Dan Warhola, ’09

Making a federal case out of it, happily

March 3, 2023


By Kim Catley

After nearly a decade of legal practice, Dan Warhola, ’09, is still invigorated by the chance to articulate an argument and think on his feet.

After graduating from the University of Denver’s law school in 2013, he began making his case in courtrooms as a state prosecutor in Colorado. But he always kept his sights set on a federal role.

Warhola got that chance in August 2022 when he landed a position as an assistant United States attorney with the United States Attorney’s Office for the District of Colorado. He works in the Transnational Organized Crime and Money Laundering section, where he focuses on prosecuting narcotics offenses. In particular, he targets the trafficking of fentanyl, methamphetamine, heroin, cocaine, and other controlled substances.

“It’s a lot more working hands-on with investigations and agents who are leading bigger, longer, and more complex investigations,” he said. “That’s one thing that really piqued my interest.”

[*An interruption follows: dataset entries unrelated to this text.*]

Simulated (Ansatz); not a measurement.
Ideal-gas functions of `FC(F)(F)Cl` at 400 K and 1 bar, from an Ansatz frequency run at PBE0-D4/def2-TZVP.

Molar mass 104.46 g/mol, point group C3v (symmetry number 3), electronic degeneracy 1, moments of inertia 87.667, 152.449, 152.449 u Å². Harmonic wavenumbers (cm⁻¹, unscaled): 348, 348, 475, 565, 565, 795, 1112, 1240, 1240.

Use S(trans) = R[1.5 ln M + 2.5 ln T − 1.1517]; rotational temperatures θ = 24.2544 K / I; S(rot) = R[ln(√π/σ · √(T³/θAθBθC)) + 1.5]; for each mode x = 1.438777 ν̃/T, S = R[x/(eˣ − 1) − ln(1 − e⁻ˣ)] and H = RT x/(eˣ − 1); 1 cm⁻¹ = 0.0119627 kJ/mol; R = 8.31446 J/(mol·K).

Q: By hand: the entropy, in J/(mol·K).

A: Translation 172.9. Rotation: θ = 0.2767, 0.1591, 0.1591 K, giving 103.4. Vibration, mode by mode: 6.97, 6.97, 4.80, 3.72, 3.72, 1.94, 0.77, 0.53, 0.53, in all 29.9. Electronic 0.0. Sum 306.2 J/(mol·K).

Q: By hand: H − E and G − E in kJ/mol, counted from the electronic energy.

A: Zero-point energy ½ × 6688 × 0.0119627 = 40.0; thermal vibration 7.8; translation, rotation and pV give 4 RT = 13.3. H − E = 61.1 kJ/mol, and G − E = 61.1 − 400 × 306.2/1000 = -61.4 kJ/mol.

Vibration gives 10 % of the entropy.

Every day is different. He might be learning the processes and procedures of working for the U.S. Department of Justice, writing legal briefs in preparation for court appearances, reviewing pre-sentencing investigation reports, or litigating a case.

Warhola appeared at his first solo federal hearing in October. While state prosecutors are inundated with hundreds of cases at a time, he said, assistant U.S. attorneys typically carry lower case numbers. However, the cases are more sophisticated, and attorneys are expected to be prepared with comprehensive research and finely tuned arguments.

In the end, however, he said it was satisfying to argue his position and have the court agree.

“As prosecutors, we’re known to wear what’s called the white hat, and I love that,” he said. “We’re held to a higher standard. We have to understand our cases and what’s appropriate. That combination of being persuasive and executing justice — that’s rewarding.”